Even before Donald Trump had signed his tax reform into law, his opponents had company‐level stories at the ready.
Pfizer, Coca‐Cola and Cisco Systems had said they intended to use any immediate gains from rate cuts to increase dividends and buy their own shares. Instead of increasing wages as promised, Democrat critics were certain this showed wealthy shareholders were the beneficiaries of major cuts to corporate taxes.
So who can blame Republicans for drawing on contrary evidence after the signed Bill slashed the headline rate from 35pc to 21pc? The apparent good news just kept on coming for the president. Wells Fargo increased their company minimum wage to $15 an hour and pledged to donate $400m to charity, citing the tax Bill’s effects. AT&T said they would give a $1,000 bonus to more than 200,000 US employees. Others, such as Fifth Third Bancorp, pledged to both give bonuses and increase basic pay.
Yet despite the despair on the Democrat side or the backslapping by Republicans, attaching too much weight to either set of company announcements would be erroneous. The success or otherwise of the corporate tax change cannot and should not be judged by company bonus or share buyback decisions. The acid test of the reforms, which cuts rates and allows immediate expensing on equipment, is whether it increases corporate investment, in turn raising productivity and wages.
Yes, the immediate effect of a corporate rate cut is indeed a windfall to “old capital”. Existing investments obtain higher after‐tax returns than envisaged. This is a big reason why the stock market surged as tax‐reform prospects improved. All else the same, profitable companies find themselves with more cash, deciding what to do with it based upon their short‐term investment opportunities, the health of the labour market and much else besides.

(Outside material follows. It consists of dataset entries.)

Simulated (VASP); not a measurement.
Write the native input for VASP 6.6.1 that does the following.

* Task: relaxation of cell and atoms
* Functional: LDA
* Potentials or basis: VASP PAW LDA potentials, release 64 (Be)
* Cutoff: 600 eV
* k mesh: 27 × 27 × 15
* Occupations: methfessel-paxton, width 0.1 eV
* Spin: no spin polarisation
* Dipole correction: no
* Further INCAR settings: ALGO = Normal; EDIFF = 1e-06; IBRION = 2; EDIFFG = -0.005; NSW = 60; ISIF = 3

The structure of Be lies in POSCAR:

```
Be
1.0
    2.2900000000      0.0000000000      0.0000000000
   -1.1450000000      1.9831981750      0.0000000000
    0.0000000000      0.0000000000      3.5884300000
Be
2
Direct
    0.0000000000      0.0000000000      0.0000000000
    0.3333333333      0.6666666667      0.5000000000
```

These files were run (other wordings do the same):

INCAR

Where Democrats are wrong is to assume that dividend payments, or buybacks, are themselves a “bad thing” for the economy. If a company has little near‐term investment opportunities, payouts to shareholders might make sense. And it’s not as if that money is going to be burned out of existence. It will most likely be reinvested by shareholders elsewhere.
One‐off bonuses may likewise help show the trade‐off of taxes in terms of more resources left in the private sector. But it’s easy to suspect some companies saw a good PR opportunity. Sharing some of the burgeoned post‐tax profits with workers helps entrench the tax reform they desired and wins favour with a president who regularly wades in with very public opinions on companies. Some firms would probably have increased wages anyway, given the health of the economy.
No, the stated aim of the administration was not these short‐term “wins”, but to reverse the decade of peak‐to‐peak wage contraction seen between 2007 and 2016. The president’s economic team believes the dramatic fall in the rate of capital deepening a key cause of this, reducing the amount of stuff that people can produce per hour. If this is the real problem, then reversing policies that deter capital investment in the US makes sense. There was no lever more obvious than the US’s very high statutory corporate rate.
The key judgment on the reforms is whether investment will increase when the after‐tax marginal return on it rises. There’s strong theory and evidence to suggest it will, and that workers will benefit as a result. But it may take time.
Take the academic research of economist Eric Ohrn. Between 2002 and 2008, he examined a number of US states that adopted a full‐expensing policy in their state corporate income taxes, similar to what the Trump plan will deliver for equipment investment. He found this raised investment by 17.5pc and wages by 2.5pc within just two to three years. A more recent, broader study of his estimated that “a one percentage point reduction in [effective] tax rates increases investment by 4.7pc of installed capital”.
Basic economics would tell us that in the long run, capital is very responsive to changes in taxes given how mobile it is. In the short term it can be tied up in existing projects, but lowering a corporate rate over time can attract it from overseas and from non‐corporate sectors such as housing.
It follows that the factor of production most likely to bear the cost of the corporate tax in the long‐term is labour, through lower wages. Lowering corporate tax rates and allowing the scope for more generous wage increases should therefore lift pay.
Earlier this month, economist Robert Barro estimated that the Republican package would do just that. Through reducing the cost to firms of acquiring and deploying capital, he calculates the amount of capital per worker could rise by 14pc for equipment and 20pc for structures in the very long term, raising real wages as much as 7pc.
Over the coming years then, it’s not bonuses or the degree of share buybacks from major companies that should obsess us. What we really need to look at is the degree of economy‐wide corporate investment, and wage growth. If the likes of Barro and Ohrn are right, then we should start to see rising levels of corporate investment that drive up capital per worker and lead to a noticeable uptick in wages.
It is a fascinating economic experiment. Rarely do major Western economies with mature capital markets engage in such a one‐time shift in policy. Books and PhD theses will be written on whether the reforms had the desired effect. But it’s important they are judged by their true intentions. While US politicians obsess over the direct flow of money from companies, their government is testing the power of supply‐side incentives.